How do forces work Is there a mechanistic-type explanation for how forces work? For example, two electrons repel each other. How does that happen? Other than saying that there are force fields that exert forces, how does the electromagnetic force accomplish its effects. What is the interface/link/connection between the force (field) and the objects on which it acts. Or is all we can say is that it just happens: it's a physics primitive?
A similar question was asked here, but I'd like something more intuitive if possible.
 A: Quantum Mechanics says force is not physics primitive. It shows the undelying mechanism for them.

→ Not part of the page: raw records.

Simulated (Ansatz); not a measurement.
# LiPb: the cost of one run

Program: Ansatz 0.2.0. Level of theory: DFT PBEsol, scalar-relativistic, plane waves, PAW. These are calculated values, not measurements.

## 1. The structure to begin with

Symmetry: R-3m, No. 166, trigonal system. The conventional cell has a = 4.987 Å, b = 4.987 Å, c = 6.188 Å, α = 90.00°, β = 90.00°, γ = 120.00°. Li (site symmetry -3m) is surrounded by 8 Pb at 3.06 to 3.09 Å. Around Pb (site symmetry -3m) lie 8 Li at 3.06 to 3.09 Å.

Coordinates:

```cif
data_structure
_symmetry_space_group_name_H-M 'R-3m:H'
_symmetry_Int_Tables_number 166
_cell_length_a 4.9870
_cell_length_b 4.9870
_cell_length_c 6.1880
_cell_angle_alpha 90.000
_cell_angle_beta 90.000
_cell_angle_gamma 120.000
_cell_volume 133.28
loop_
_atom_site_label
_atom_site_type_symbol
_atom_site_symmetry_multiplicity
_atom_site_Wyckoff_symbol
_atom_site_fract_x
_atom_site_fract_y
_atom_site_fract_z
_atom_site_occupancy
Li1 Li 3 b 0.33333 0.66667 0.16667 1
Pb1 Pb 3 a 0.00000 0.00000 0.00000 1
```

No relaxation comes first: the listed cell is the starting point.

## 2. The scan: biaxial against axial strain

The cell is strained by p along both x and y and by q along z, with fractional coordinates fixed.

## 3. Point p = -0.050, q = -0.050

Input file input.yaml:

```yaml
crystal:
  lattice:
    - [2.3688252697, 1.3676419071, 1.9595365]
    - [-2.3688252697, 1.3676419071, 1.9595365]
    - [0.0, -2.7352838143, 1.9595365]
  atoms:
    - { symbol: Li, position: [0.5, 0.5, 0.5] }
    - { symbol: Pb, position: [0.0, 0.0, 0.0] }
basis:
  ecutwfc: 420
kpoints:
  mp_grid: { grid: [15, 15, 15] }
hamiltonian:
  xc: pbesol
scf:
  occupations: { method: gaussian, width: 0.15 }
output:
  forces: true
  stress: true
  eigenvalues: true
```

What is a force? It is something that changes the velocity of a particle, with the Newton's second law:
$$\vec{F}=m\dfrac{d\vec{v}}{dt}$$
Any other appearances of forces can be reduced to this. For example, when we measure the force with a dynamometer, it is actually two forces aplied to the same particle, and they cancel each other when the particle reaches the offset equilibrium position.
Without any force, the particle would move with the same velocity $\vec{v}=\mathrm{const}$. But the Quantum Mechanics shows a more complicated picture: the particle is distributed in space, and depicted as a wave packet. Its evolution (motion and change) without a force is governed by the Schrödinger wave equation
$$i\hbar\dfrac{\partial\Psi}{\partial t}=\dfrac{-\hbar^2}{2m}\nabla^2\Psi\qquad\left[=\dfrac{-\hbar^2}{2m}\dfrac{\partial^2\Psi}{\partial x^2}\quad\text{(in 1D space)}\right]$$
That does say the same thing, $\vec{v}=\mathrm{const}$, but in a sense that all velocity components of the wave packet (that is, its Fourier coefficients) evolve constantly in time, and independently on each other. But that's the mathematical abstraction. Physically, it tells some different story: the wave function oscillates and flows. The rate of oscillations is what we call enegry, and the flow is kept up by the gradient of the phase.
Then, what happens when a force appears on the scene? We should add the potential energy of that force to the Schrödinger equation:
$$i\hbar\dfrac{\partial\Psi}{\partial t}=\dfrac{-\hbar^2}{2m}\nabla^2\Psi+U\Psi\qquad\left[=\dfrac{-\hbar^2}{2m}\dfrac{\partial^2\Psi}{\partial x^2}+U\Psi\quad\text{(in 1D space)}\right]$$
What happens to the wave funtion then? It starts to oscillate with higher rate in some points (where $U>0$), while with the same rate in some others (where $U=0$). Because of that, the phase in the first points would outrun the phase the second points. And the gradient of phase tells the wave function to flow away in the direction of the retarding phase. So the particle would run away from the place where the potential energy is high! That's how forces work.
A: The interface between the force(field) and the objects is what we call "charge". Electromagnetism, for example, does not excert any force on an electrically neutral object.
In a very crude way, you could imagine charge as the hooks, on which the springs that mediate the force are hung.
One has to be careful with Newton's graviation, however. It works fine for everyday applications such as falling bodies etc. to picture the graviational charge as "mass". A massless object is weightless from this point of view. This is not true in general relativity! There, mass bends space itself and photons, too, are subject to it, albeit not having any (rest) mass.
The similarities between Newtonian gravitation and electromagnetism go quite far. You could imagine the electromagnetic potential as a mountain at the position of one electron from the point of view of another. The repelling force then acts like a ball rolling up a slope and down again.
A: A force is the name given to a physical measurement that isn't a physical property of an accelerated mass, but still allows us to predict a value for its acceleration, given the numerical value of a force present. 
The only interpretation of force which physically matters is how you assign a number to it.